EAST RUTHERFORD, N.J. — New U.S. Soccer men’s general manager Earnie Stewart has spent the past several years in Philadelphia (with the Union of MLS), so it’s a fair bet that he has heard the phrase “Trust the Process” a few gazillion times.
But while Stewart didn’t utter those exact words on Thursday in discussing his search for a new U.S. men’s national team coach, the message from his roundtable meeting with reporters ahead of Friday’s USA-Brazil friendly was clear: Even though it has been 11 months since Soccer Doomsday, when the U.S. failed to qualify for World Cup 2018, Stewart is going through a deliberate plan to make what he hopes is the best hire possible for the job.
Stewart, who started in his new role August 1, said he expects to have a decision made by the end of the year. He said he has completed a phase of defining the characteristics for his “profile” of the right coach that has included speaking to 15 to 20 people around the U.S. soccer landscape to hear their ideas and combining them with his own about the U.S. player pool and what sort of playing style the U.S. national team should have. (The phrases “aggressive in the right sense of the word” and “a bit in your face” came up.)

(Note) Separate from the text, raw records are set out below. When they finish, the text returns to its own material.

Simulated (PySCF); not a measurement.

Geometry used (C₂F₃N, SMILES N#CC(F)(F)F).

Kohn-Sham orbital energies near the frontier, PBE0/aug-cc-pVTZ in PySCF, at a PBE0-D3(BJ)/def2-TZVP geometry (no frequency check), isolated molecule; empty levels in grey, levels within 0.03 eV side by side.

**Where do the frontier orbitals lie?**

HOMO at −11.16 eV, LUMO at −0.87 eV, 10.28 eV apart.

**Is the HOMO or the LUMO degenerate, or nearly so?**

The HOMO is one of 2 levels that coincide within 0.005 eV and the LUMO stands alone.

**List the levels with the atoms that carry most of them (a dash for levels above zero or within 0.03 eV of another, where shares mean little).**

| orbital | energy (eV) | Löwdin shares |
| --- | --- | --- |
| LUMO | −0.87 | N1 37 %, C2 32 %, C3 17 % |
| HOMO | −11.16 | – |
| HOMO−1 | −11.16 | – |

“It’s important that you first have a set profile of what kind of characteristics the head coach needs to have, and that starts with the values of the American player and what U.S. Soccer is about,” Stewart said. “Because it’s not about Earnie’s coach or anything like that. It’s about having a coach that’s good for U.S. Soccer and where we stand right now and where we want to go to. That profile has been done.”
When asked if speaking English is a requirement of that profile, Stewart said yes. He added that other aspects—knowing MLS and American soccer culture—weren’t necessarily required but were preferred.
U.S. Soccer is also big into data and metrics these days. Months before Stewart was hired, one insider said that Stewart was likely to get the job because he likes using data and metrics. Sure enough, Stewart said on Thursday that he will also employ data analysis in his coaching search.
“I have a profile now, but there’s also some extra layers that come into that,” he said. “I’ll name one of them: Data. The profile is connected now to data, and we’re going to have data points that show a little bit of that. … When we look at our style of play and the things that are in there, we believe in the United States that we are a country that are aggressive in the right sense of the word and a little bit in your face. You can imagine that if you say that, there’s also a way that could be implemented in a system and a formation by a coach. Then you can actually look at the coaches: Do they have that style? Some are not that way. Others are. That’s the data that would go into that as an example. Make sure that subjectiveness meets the objectiveness. The more information you have, the better it is.
“The way we look at soccer can be very romantic sometimes,” he continued, “and you see something in front of you and you have this certain idea about it, and then you find out later on when you see data points of that that the eye doesn’t really meet what is actually happening on the field, because for some reason you see it in a different way. And that’s not good. So I want to make sure it’s backed up with that. It’s always one and the other, it’s never one by itself.”
Stewart said he has spoken to “six or seven” coaches or their agents, usually when they have contacted him, not the other way around. (He said he didn’t want to specify any names when asked if one of them was Juan Carlos Osorio, who took the Paraguay job this week.) But Stewart emphasized that he is only now about to begin the process of formal job interviews—and that there won’t be a big pool of candidates in those interviews.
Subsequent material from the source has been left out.